The current kerfuffle over Jeremy Lin’s religious beliefs offers a wonderful opportunity for imbeciles of all stripes to flash their ignorance and/or their fear all over the blogosphere, including this site. Many object to Lin’s public professions of belief, which, we think, is understandable, but often these objections indicate more about the complainers than they might wish.
We have no quarrel with those who simply say that Lin should keep his beliefs to himself. We do not agree, because we think he has — actually, we know he has — a right to express himself. When the late Christopher Hitchens published “God Is Not Great,” did these same people leap to their keyboards to object? No, they properly accepted Hitchens’ freedom of speech as a given. Others objected, of course, disputing his message or expressing dismay at his purpose, but we heard very few calls for Hitchens to be silenced. (More important, Hitchens was paid to have an opinion, and Lin is paid to shoot basketballs.)
Not so with Lin. Here we have a positive clamor for him to shut up where religion is concerned. Not that he says all that much, but any mention at all suffices to bring out the bizarre gallery of hooters that seem to lie in wait for just such moments.
What do they find so threatening in Lin’s comments? What is it they fear so much that they cannot even abide a mention of a deity?
Some say “It’s really silly for them to think that God cares who wins a basketball game.” When and where did Lin say that? Nowhere. They hear him thank God for his success, and misconstrue his meaning, either out of ignorance or pure simple-minded reflexivity. I, at least, do not believe that Lin sees his God thinking “Gotta drop down tonight and give the Knicks a few ‘invisible tip-ins’ ” In this manner, people accuse Lin of stupidity by putting their own stupid construction in Lin’s mouth.

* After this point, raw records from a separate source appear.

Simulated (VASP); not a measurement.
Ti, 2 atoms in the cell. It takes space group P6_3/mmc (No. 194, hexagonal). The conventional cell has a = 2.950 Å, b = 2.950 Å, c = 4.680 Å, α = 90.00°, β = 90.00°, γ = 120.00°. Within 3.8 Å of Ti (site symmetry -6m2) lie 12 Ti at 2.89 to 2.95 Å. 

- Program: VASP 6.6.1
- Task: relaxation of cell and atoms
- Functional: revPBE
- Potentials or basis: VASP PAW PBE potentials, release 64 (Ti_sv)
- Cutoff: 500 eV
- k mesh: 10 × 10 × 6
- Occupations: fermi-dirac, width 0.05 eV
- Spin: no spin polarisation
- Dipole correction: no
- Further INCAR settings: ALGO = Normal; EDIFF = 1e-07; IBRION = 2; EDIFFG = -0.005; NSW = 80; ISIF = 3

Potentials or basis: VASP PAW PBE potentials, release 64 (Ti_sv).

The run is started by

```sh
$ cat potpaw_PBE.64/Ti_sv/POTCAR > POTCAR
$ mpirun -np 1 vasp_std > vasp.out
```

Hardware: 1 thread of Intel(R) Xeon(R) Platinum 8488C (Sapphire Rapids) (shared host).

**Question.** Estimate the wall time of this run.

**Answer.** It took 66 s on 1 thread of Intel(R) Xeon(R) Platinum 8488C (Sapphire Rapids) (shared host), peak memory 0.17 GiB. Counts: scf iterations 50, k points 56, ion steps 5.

Well, what about Tebow? He kneels after he scores a touchdown! Wow. You mean that the bizarre histrionics of other end zone celebrations, many of which are insulting and most of which are in essence displays of poor sportsmanship — chest-thumping disrespect for the opponent — these are all just fine, but Tebow kneeling quietly is somehow in questionable taste? How?
But our athletes are gods themselves, these days. We expect much more from them than we do from others. Even presidents are held to a lower standard. The media writes glowing tributes to a tell-all book about JFK, whose indiscretions are easily passed over as some kind of understandable robust and healthy appetite — but Tiger Woods is pilloried daily for weeks when he is “caught” behaving precisely the same. But gods such as these, so much more fallible, are far less threatening to us than the biblical god of wrath, whom we would prefer to have no reminder of, in these perilous times.
Still, we have more than a little sympathy for those who genuinely fear religious zealotry, because, in times ancient and recent, it has been the cause of more pain and suffering than all the armies of the world combined. We therefore rightly are on guard against those who claim to know the mind of God, and assert license to go about whatever nastiness they care to in the name of their particular deity.
But we see none of this in Lin, or in Tebow, or in the many, many other athletes who have from time to time made mention of the unfashionably unmentionable. And I’d still rather see Tebow kneeling in an end zone than the insulting stylings of the standard NFL showboat. One of these days, some 350 pound lineman is going to beat the piss out of one of these guys. I’ll be cheering.